What is the optimal time that performance/load tests should take when building an application?
So I'm on this project where we re-build our application on one of our environments on each merge to repository. I'm a Automation Tester, and have been doing functional and REST Api tests so far, no previous experience in performance/load testing.
I was asked to prepare a performance test, that checks response times on each of our endpoints. A load and throughput tests that have about 7 scenarios 5-7 requests each, same scenarios for both. With the difference that the load test should reach a fixed throughput at peak time, and the throughput test increases the number of concurrent users until application becomes unstable, both start at 10 concurrent users.
I was told by one of our senior devs that all three tests should complete in no more than 5 minutes, is this realistic and achievable?
There are lots of unknowns in your question to give an answer and thus to define a proper experiment.
Instability point. You said you want to find maximum throughput until the application becomes unstable. How do you define instability of your application?
- When error rate increases to 20%, 40%, 50%? What makes an error? HTTP 500 response? Connection drop down?
- Or when response time for 99.99, 99 or 75 percentile of responses goes below certain threshold? What is your threshold?
The answer will depend on requirements of your specific application. For instance, 3 seconds for 75 percentile of your responses might be satisfactory for a batch process but not necessarily for online banking application (imagine those 25% of users waiting longer than 3 seconds to get a transaction done).
Experiment duration. You said you want to find maximum throughput until the application becomes unstable. But on the other hand that all three tests should complete in no longer than 5 minutes. What if your applications becomes unstable after 10 minutes of increased load? Or after 1 hour? We really don't know the specific of your application. Why is there requirement for completing in 5 minutes? Are you going to run those tests as a part of regression?
Throughput at peak time. You said that "load test should reach a fixed throughput at peak time". What is a peak time? What is the expected value of fixed throughput? Do you intend to replicate situation from production for its peak times? E.g. your application is for stock transactions where peak happens twice a day: when stock session starts in the morning and when it's about to get closed at 4pm. and you want to apply same number of concurrent users that happens on production at those times?

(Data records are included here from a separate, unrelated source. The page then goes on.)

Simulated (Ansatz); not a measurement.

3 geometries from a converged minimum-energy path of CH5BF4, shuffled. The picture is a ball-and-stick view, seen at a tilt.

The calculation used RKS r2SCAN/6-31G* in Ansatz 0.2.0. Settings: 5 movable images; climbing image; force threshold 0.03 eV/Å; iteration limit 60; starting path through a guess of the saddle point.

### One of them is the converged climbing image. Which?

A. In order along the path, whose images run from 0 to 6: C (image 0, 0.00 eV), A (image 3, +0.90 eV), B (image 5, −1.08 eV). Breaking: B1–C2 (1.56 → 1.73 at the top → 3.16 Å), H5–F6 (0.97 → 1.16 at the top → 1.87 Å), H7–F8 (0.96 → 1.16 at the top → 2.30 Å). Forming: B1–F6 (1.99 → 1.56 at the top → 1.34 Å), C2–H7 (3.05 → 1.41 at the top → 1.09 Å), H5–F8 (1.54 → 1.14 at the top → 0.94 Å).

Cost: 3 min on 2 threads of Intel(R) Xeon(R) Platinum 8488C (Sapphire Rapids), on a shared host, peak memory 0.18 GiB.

Deployment architecture. Is deployment architecture of an application in your test environment the same as in production? For instance, you have the same number of application servers, load balancers, etc. Usually, test environments are reduced in size and complexity comparing to production and thus application may behave differently. For instance, the application may saturate faster than in production and crash in time shorter than 5 minutes.
You see, there are many variables that impact the length of your experiment: expected throughput, expected error rate, expected response time, peak time, error definition, deployment architecture. What I would do if I were in your shoes would be to start from small experiment and design it iteratively to understand your application and expectations better:
- Prepare the simplest throughput scenario, with just one type of a request and slowly increase number of concurrent users until the application stops responding at all, i.e., the number of 500 HTTP responses will be 100%.
- Then look at the throughput graph to see how the application behaved.
- Share your findings with devs and ask them for feedback.